It would seem, however, that the hypnotic subject is by no means entirely at the mercy of the operator. Thus Dr Milne Bramwell, in "Proceedings," vol. xii. pp. 176-203, cites a number of cases in which suggestions had been refused by hypnotic subjects. He also mentions two subjects who had rejected certain suggestions and accepted others. A Miss F., for example, recited a poem, but would not help herself to a glass of water from the sideboard; while a Mr G. would play one part, but not others, and committed an imaginary crime. Dr Bramwell comes to the following conclusion:—
"The difference between the hypnotised and the normal subject, as it appears to me from a long series of observed facts, is not so much in conduct as in increased mental and physical powers. Any changes in the moral sense, I have noticed, have invariably been for the better, the hypnotised subject evincing superior refinement. As regards obedience to suggestion, there is apparently little to choose between the two. A hypnotised subject, who has acquired the power of manifesting various physical and mental phenomena, will do so, in response to suggestion, for much the same reasons as one in the normal condition.... When the act demanded is contrary to the moral sense, it is usually refused by the normal subject, and invariably by the hypnotised one."
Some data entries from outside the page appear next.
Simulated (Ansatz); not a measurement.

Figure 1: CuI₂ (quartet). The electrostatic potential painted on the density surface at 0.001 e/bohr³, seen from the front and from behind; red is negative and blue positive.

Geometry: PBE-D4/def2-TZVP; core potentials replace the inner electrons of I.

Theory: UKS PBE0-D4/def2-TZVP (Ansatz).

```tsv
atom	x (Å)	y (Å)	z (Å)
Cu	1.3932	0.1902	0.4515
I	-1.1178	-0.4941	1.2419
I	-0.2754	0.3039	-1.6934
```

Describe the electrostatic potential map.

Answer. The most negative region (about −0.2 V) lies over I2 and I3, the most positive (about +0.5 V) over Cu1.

The hypnotic state evinces an extraordinary extension of faculty. Dr Bramwell's remarkable series of experiments on "time appreciation" shows that orders were carried out by the subject at expiration of such periods as 20,290 minutes from the beginning of the order. In her normal state the female subject of this experiment was incapable of correctly calculating how many days and hours 20,290 minutes would make, and even in her hypnotised condition could reckon only with errors; yet, what is singular to relate, even when a blunder was made in the former calculation the order of the hypnotist was none the less fulfilled when the correct period expired. The conclusion is not easy to avoid: that beneath the stratum of human consciousness brought to the surface by hypnotism there is one—perhaps two—"subliminal" strata more alert and more capable than our ordinary workaday ego.
What light this theory of a "subliminal" self will shed on our subject we will see when we come to discuss clairvoyance and the trance utterances of the spiritualistic "medium."
CHAPTER III
PHANTASMS OF THE LIVING
We have seen that the hypnotic agent is able to project from his own brain certain thoughts and images into the mind of the percipient. "When," writes Professor Barrett, "the subject was in the state of trance or profound hypnotism, I noticed that not only sensations, but also ideas or emotions, occurring in the operator appeared to be reproduced in the subject without the intervention of any sign, or visible or audible communication.... In many other ways I convinced myself that the existence of a distinct idea in my own mind gave rise to some image of the idea in the subject's mind, not always a clear image, but one that could not fail to be recognised as a more or less distorted reflection of my own thought. The important point is that every care was taken to prevent any unconscious muscular action of the face, or otherwise giving any indication to the subject."
This presumed mode of communication between one individual and another, without the intervention of any known sense, Professor Barrett, arguing on electrical analogies, is inclined to suggest might be due to some form of nervous induction. But is this faculty restricted in its operation to a hypnotised subject? If it were, the significance of the phenomena would be very much lessened. We should leave telepathy out of our account. But it is not so restricted. The ideas and images are capable of being projected not only to a hypnotised person, but to one who is apparently not under any hypnotic influence whatever. Yet we still must be careful of how we call in the aid of any "supernatural" agency to account for the influences I am about to relate—the translation of ideas and motor impulses from one person to another without the aid of any known sense. The transference of pictures which we described in the last article has been achieved in hundreds of cases by an agent upon a hypnotised percipient. Here we have telepathy apparently at work, but not, however, at any great distance, nor successful in conjuring up really vivid or ominous hallucinations. The scientific term for these is "sensory automatisms," and many instances of these are given by Edmund Gurney, author of "Phantasms of the Living."
At an early period the Society for Psychical Research began a "Census of Hallucinations," which, with Gurney's book, now renders it possible for us to consider these phenomena with some certainty. The net result of all this investigation would seem to demonstrate that a large number of sensory automatisms occur amongst sane and healthy persons. We will later consider what difficulty lies in the way of attributing to telepathy the bulk of these phenomena. There is a widely accepted theory that telepathy is propagated by brain-waves, or, in Sir W. Crooke's phraseology, by ether-waves, of even smaller amplitude and greater frequency than those which carry X-rays. Such waves are supposed to pass from one brain to another, arousing in the second brain an excitation of image similar to the excitation or image from which they start in the first place. It has been pointed out that on this view there is no theoretical reason for limiting telepathy to human beings. Why may not the impulse pass between men and the lower animals, or between the lower animals themselves?